So it was, then, that when Asimov came to his story conference with John Campbell on March 17, 1941, the April issue of Astounding containing “Reason” was only three days from appearing on the newsstands, with “Liar!” due to follow in just one month.
If Asimov at this point could still look on himself as no more than a hopeful third-rater, this was because he had no way to appreciate the degree of importance his robot stories had for Campbell. The editor was bound to value these stories. More than any other work printed in the Golden Age Astounding, they visibly showed transcendent power responding to a set of explicitly stated operating principles.
But young Isaac Asimov had no basis as yet to perceive himself as a writer of bedrock modern science fiction—an exemplar of what the new Campbell Astounding was all about. The applause and recognition he would receive all lay in the future. In fact, Asimov tells us quite frankly:
In time to come, van Vogt, Heinlein, and I would be universally listed among the top authors of the Golden Age, but van Vogt and Heinlein were that from the very beginning. Each blazed forth as a first-magazine star at the moment his first story appeared, and their status never flagged throughout the remainder of the Golden Age. I, on the other hand (and this is not false modesty), came up only gradually. I was very little noticed for a while and came to be considered a major author by such gradual steps that despite the healthy helping of vanity with which I am blessed, I myself was the last to notice.419
“Nightfall” was the story that would first cause Asimov to be taken as a writer of significance. When Asimov came to the crucial story conference in March 1941 that resulted in “Nightfall,” he was right in the midst of his great leap from SF apprentice to master of modern science fiction.
Asimov may not have been consciously aware that he was in the middle of making this kind of shift at the moment that he was handed the crucial quotation from Emerson’s Nature and asked, “What do you think would happen, Asimov, if men were to see the stars for the first time in a thousand years?”
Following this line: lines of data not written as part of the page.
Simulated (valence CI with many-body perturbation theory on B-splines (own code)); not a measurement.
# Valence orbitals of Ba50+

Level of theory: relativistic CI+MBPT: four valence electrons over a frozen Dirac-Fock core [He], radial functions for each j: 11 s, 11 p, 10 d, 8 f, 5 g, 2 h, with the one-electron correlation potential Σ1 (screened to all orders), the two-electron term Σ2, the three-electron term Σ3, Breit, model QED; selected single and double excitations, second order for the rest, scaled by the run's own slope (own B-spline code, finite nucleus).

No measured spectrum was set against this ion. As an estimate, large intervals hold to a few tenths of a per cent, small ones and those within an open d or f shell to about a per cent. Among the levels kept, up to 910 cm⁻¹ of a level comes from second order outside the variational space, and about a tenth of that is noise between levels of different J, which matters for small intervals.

But Campbell most certainly did know what was happening to Asimov, and knew what he was doing in assigning him “Nightfall.” He may even have seen this plum of a story idea as a way to provide Asimov with an opportunity for self-recognition, the chance to wake to his own nature and discover that unbeknownst to himself he had become Isaac Asimov, master science fiction writer.
In the event, the youngster did make the most of his opportunity. Asimov sat right down to work on “Nightfall,” the writing went without a hitch, and early in April, only three weeks after their story conference, he turned in a 13,000-word novelet, the second-longest story he had ever attempted.
Campbell was thoroughly pleased with the story, asking only for minor revision to speed the opening. Not only did he offer Asimov hearty and unqualified praise for “Nightfall,” but this time he kicked in a twenty-five percent bonus.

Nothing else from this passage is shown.